Module 6 · Quantitative Methods

Simulation Methods

EN: The lognormal distribution for asset prices, Monte Carlo simulation, and bootstrap resampling.
VN: Phân phối lognormal, mô phỏng Monte Carlo, bootstrap resampling.

In this module

Lognormal Distribution of Prices
Continuously Compounded Return Distribution
Price Path with Stochastic Term
Monte Carlo Simulation Steps
Bootstrap Resampling

1. Lognormal Distribution of Prices Core

About: Lognormal distribution is bounded at 0 and right-skewed — the standard model for asset prices. Comes from continuously-compounded returns being normally distributed.Tóm tắt: Phân phối lognormal không âm, lệch phải — mô hình tiêu chuẩn cho giá tài sản. Suy ra khi log-return phân phối chuẩn.

EN: If continuously compounded returns are normally distributed, then prices follow a lognormal distribution — bounded below at zero and right-skewed.
VN: Nếu log-return phân phối chuẩn, giá tài sản phân phối lognormal — không âm, lệch phải.

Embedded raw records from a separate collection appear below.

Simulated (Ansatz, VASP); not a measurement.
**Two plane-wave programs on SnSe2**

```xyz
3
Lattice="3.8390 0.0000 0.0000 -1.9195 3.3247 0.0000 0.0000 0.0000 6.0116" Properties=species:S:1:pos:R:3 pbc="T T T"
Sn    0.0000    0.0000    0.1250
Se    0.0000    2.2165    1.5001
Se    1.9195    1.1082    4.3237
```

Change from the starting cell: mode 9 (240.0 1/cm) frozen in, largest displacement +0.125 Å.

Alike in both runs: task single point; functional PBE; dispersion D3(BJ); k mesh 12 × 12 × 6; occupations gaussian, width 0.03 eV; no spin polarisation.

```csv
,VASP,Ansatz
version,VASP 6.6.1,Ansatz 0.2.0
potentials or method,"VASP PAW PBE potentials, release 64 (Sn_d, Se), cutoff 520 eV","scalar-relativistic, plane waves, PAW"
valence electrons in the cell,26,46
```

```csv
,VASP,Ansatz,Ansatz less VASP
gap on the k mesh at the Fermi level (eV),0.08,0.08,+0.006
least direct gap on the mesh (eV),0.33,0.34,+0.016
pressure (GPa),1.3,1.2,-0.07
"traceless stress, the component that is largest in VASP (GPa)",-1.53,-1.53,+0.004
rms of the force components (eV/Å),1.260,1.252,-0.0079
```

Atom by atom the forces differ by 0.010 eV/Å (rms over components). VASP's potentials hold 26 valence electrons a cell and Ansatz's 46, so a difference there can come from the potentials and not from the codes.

\[ P_T = P_0 \cdot e^{r_{cc} \cdot T},\qquad r_{cc} \sim N(\mu, \sigma^{2}) \implies P_T \sim \text{Lognormal} \]

Properties / Tính chất

≥ 0 Lognormal is bounded at zero — useful for prices.
Skew > 0 Right-skewed; mean > median.
No upper bound Long right tail allows for large gains.

Practice problem

Stock price S = $100 today. Continuously compounded annual return is N(μ=8%, σ=20%). What is E(P_T) for T = 1 year?

Show solution

$E(P_T) = S_0 \cdot e^{\mu + \sigma^{2}/2}$

$= 100 \cdot e^{0.08 + 0.02}$

$= 100 \cdot e^{0.10} = 100 \times 1.1052$

≈ $110.52 (note > 100·e^0.08 because of variance term)

2. Continuously Compounded Return Distribution Core

About: Log-returns aggregate (sum) over time and the variance scales linearly with time → volatility scales with √T. The 'square-root-of-time' rule for annualizing volatility.Tóm tắt: Log-return cộng dồn theo thời gian; phương sai scale tuyến tính → volatility scale theo √T. Quy tắc √T.

EN: Continuously compounded returns aggregate (sum) over time — the T-period mean and variance scale linearly.
VN: Log-return cộng dồn theo thời gian — mean và variance scale tuyến tính theo T.

\[ r_{cc,\,0 \to T} \sim N(\mu \cdot T,\ \sigma^{2} \cdot T) \] \[ \sigma_{0 \to T} = \sigma \cdot \sqrt{T} \quad \text{(volatility scales with } \sqrt{T}\text{)} \]

Practice problem

Daily continuously compounded return has μ = 0.04% and σ = 1%. What is the annualized volatility (252 trading days)?

Show solution

$\sigma_{annual} = 1\% \times \sqrt{252}$

≈ 15.87%

3. Price Path with Stochastic Term Core

About: One step of geometric Brownian motion. Drift term + a normal random shock scaled by σ√Δt. The kernel of Monte Carlo simulation.Tóm tắt: Một bước Brownian motion hình học. Drift + cú sốc chuẩn × σ√Δt. Hạt nhân của Monte Carlo.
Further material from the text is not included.